This week, Ireland and beyond learned of the death of John Hume, a Northern Irish politician widely regarded as one of the most important figures in the recent political history of Ireland and one of the architects of the Northern Ireland peace process. He was named "Ireland's Greatest" in a 2010 public poll by Irish national broadcaster RTÉ to find the greatest person in Ireland's history.
Hume was co-recipient of the 1998 Nobel Peace Prize with David Trimble, and also received both the Gandhi Peace Prize and the Martin Luther King Award. He is the only person to receive the three major peace awards.
Our national broadcasting station RTE sums up his contribution in the following piece
“Mr Hume worked tirelessly to bring an end to the violence in Northern Ireland, reaching out both to paramilitaries and politicians, including those in the United States - the first politician to do so.

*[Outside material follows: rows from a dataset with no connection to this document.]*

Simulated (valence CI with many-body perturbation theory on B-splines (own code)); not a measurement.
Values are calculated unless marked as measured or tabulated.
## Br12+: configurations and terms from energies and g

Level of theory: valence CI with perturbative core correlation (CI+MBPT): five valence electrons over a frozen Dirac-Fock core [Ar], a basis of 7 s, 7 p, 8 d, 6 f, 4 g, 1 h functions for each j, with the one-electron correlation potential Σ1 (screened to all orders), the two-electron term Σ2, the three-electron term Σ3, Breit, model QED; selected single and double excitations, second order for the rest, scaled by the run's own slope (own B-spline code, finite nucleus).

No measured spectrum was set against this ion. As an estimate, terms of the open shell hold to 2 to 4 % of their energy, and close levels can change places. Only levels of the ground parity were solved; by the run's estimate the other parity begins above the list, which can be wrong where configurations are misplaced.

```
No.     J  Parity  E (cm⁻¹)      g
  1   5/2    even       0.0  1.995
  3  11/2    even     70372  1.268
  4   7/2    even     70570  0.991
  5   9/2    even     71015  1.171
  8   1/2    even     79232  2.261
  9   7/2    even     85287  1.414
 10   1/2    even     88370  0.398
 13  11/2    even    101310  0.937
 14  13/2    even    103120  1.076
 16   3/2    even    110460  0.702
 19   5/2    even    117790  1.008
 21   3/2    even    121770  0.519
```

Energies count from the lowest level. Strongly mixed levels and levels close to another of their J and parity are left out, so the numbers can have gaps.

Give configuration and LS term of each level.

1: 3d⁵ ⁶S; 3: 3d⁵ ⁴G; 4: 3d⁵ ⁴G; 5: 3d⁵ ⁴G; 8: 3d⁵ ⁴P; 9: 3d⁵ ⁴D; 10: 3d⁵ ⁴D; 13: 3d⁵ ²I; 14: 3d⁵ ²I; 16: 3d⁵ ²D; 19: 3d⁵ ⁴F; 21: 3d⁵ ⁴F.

In 1994, he took part in a historic meeting at Government Buildings involving then taoiseach Albert Reynolds and Sinn Féin leader Gerry Adams.
Following the meeting the three men issued a joint statement in which they said they were totally and absolutely committed to a democratic and peaceful method of resolving the Northern Ireland conflict. After the 1994 meeting, Mr Hume continued to meet Mr Adams.
A ceasefire was called in 1994 but broke down in 1996. A second ceasefire was called in July 1997, leading to Northern Secretary Mo Mowlam inviting Sinn Féin into multi-party talks at Stormont.
Those talks, chaired by US Senator George Mitchell, ultimately led to the signing of the Good Friday Agreement on 10 April 1998.
Mr Hume played a key role in the negotiations that, following referendums north and south of the border, led to the establishment of powersharing at Stormont”
To end with some of his famous quotes –
"Ireland is not a romantic dream; it is not a flag; it is 4.5 million people divided into two powerful traditions."
"The solution will be found not on the basis of victory for either, but on the basis of agreement and a partnership between both. The real division of Ireland is not a line drawn on the map, but in the minds and hearts of its people."
"I want to see Ireland as an example to men and women everywhere of what can be achieved by living for ideals, rather than fighting for them, and by viewing each and every person as worthy of respect and honour. I want to see an Ireland of partnership where we wage war on want and poverty, where we reach out to the marginalised and dispossessed, where we build together a future that can be as great as our dreams allow."